I can start with all the changes I didn’t make. The easy narrative in this type of situation would be I got focused, trained harder than ever before, cleaned up my diet, etc - but unfortunately that isn’t even close to true. Am I still known to toast a good workout with a glass (or 6) of beer? Yep. Do fried chicken and mexican food still feature prominently in my diet? Definitely. Oh and the training I’ve done is more or less an exact replica of what I’ve done for previous marathons.
This isn’t to gloat or seem overconfident. My build up races were spotty at best. I prepared conscientiously and even tapered(!) for a 10 mile race in mid October - a race in which I ran 52:37 last year at the end of a 130 mile week - but this year I turned in an awesome 54:30. Thanks taper, really stellar work there.

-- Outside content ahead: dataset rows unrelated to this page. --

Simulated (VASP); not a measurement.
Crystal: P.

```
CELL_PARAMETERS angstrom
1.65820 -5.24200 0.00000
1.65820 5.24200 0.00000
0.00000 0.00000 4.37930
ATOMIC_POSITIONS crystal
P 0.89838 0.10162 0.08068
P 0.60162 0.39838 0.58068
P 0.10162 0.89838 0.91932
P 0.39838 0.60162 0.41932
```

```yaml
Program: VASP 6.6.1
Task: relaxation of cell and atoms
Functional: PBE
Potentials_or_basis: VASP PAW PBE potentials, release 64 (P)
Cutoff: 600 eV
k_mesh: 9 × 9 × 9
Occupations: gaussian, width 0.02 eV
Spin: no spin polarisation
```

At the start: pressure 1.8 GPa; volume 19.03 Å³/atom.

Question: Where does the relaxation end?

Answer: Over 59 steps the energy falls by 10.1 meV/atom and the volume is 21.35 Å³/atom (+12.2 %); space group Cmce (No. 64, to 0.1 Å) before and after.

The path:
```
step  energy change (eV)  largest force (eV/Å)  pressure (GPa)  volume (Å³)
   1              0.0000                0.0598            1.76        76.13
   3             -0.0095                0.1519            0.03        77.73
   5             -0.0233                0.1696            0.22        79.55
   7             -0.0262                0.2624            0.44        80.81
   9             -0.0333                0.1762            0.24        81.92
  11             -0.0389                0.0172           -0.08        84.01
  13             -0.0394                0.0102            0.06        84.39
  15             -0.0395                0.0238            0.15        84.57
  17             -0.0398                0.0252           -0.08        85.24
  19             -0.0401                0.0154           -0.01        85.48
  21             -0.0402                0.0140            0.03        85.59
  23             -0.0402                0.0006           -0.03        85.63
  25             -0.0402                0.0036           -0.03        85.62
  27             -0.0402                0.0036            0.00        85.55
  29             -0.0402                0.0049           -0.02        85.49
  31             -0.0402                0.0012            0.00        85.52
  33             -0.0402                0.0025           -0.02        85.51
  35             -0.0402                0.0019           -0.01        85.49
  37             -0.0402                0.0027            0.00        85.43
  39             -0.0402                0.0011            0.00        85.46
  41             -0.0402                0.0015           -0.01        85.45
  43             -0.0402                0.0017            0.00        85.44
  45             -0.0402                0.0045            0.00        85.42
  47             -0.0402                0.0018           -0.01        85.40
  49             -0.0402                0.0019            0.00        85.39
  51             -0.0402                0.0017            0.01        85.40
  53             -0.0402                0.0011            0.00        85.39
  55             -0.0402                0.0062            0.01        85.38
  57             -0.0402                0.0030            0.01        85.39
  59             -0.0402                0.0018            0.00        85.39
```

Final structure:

But somewhere around mid-December I started to get in a groove. 4 weeks out I did a moderately hilly 20 mile tempo at 5:37 pace (which was my previous PR pace). Then came 8x(2k fast, 1k medium), hitting ~5:15 pace for the fast ones, 5:45 pace on the slow ones, for a total of 14+ miles at 5:23 pace. I could only smile as I sailed a minute under my time from that 10 miler and then kept going another 4+ miles.
The workout that gave me the most confidence though was 20 days before the race: 4x4 miles at just below marathon pace, with 1 mile “float” recoveries between at roughly 5:55 pace. I averaged 5:26-5:27 for the fast parts, and 5:31 pace for the entire 19 miles (2:24 pace). At that point I started to think that maybe 2:24 could be doable, but I tried to stick with my previous goal of 2:25-2:26 and not get ahead of myself.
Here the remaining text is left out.